This is the cover of the 2025 Salzburg program, which, oddly, is the first program book I have ever seen as I usually go online. The reason I have it is that the Festival, without my asking, just mailed it to my office. Probably because I have attended three festivals in recent years. I'm in the process of planning and building a house for myself, so I was rather planning on not attending this year. BUT!
The program is a hefty 156 page book which heralds what seems to be a renewed approach to the festival programming. I have mentioned before some differences between current programming and what was done in the late 1980s when I was a student there. Back then they had two prominent living composers in attendance with their music: Karlheinz Stockhausen (whom I met) and Witold Lutosławski (his new violin concerto was being premiered). But in recent years, no living composers, instead they had a "focus" on a 20th century composer. Last summer it was Arnold Schoenberg. And most of the festival programming was core repertoire. But for the coming festival they have changed the approach considerably. For one thing, instead of seven opera productions, there are twelve and it looks as if five of them are by living composers. There are also some premieres of new dance projects. And instead of a focus on one 20th century composer, they honor two: Dmitri Shostakovich and Pierre Boulez. Finally the chance to hear concert performances of Boulez, rare in recent years. There are also performances of major works by Hans Werner Henze and Luigi Nono and of two major works by Igor Stravinsky: L'Histoire du Soldat and Oedipus Rex. From Shostakovich we have not only the Symphony No. 10 in the version for piano four hands and the orchestral version, but also a piano concerto and the whole of the 24 Preludes and Fugues for piano. Oh, and three string quartets and an evening of chamber music.

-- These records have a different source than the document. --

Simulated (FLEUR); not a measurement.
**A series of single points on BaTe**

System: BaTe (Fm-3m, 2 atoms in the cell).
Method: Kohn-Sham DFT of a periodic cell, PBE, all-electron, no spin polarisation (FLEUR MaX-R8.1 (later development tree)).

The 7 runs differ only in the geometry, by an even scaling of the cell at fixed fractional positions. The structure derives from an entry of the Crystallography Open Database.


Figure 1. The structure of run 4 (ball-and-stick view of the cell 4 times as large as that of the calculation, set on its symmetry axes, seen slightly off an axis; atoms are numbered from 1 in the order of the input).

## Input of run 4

In a real tour-de-force, pianist Víkingur Ólafsson is playing the last three piano sonatas by Beethoven in the first half of his recital and the Art of Fugue by Bach in the second half. And don't despair, there will be a lot of Mozart--five concerts entirely devoted to his music.
I've just skimmed the surface as there are loads of other concerts devoted to a long list of composers. For example, there are five concerts by the Vienna Philharmonic under various conductors and ten guest orchestras including the Royal Concertgebouw and the Berlin Philharmonic. Also ten piano recitals including, of course, Grigory Sokolov.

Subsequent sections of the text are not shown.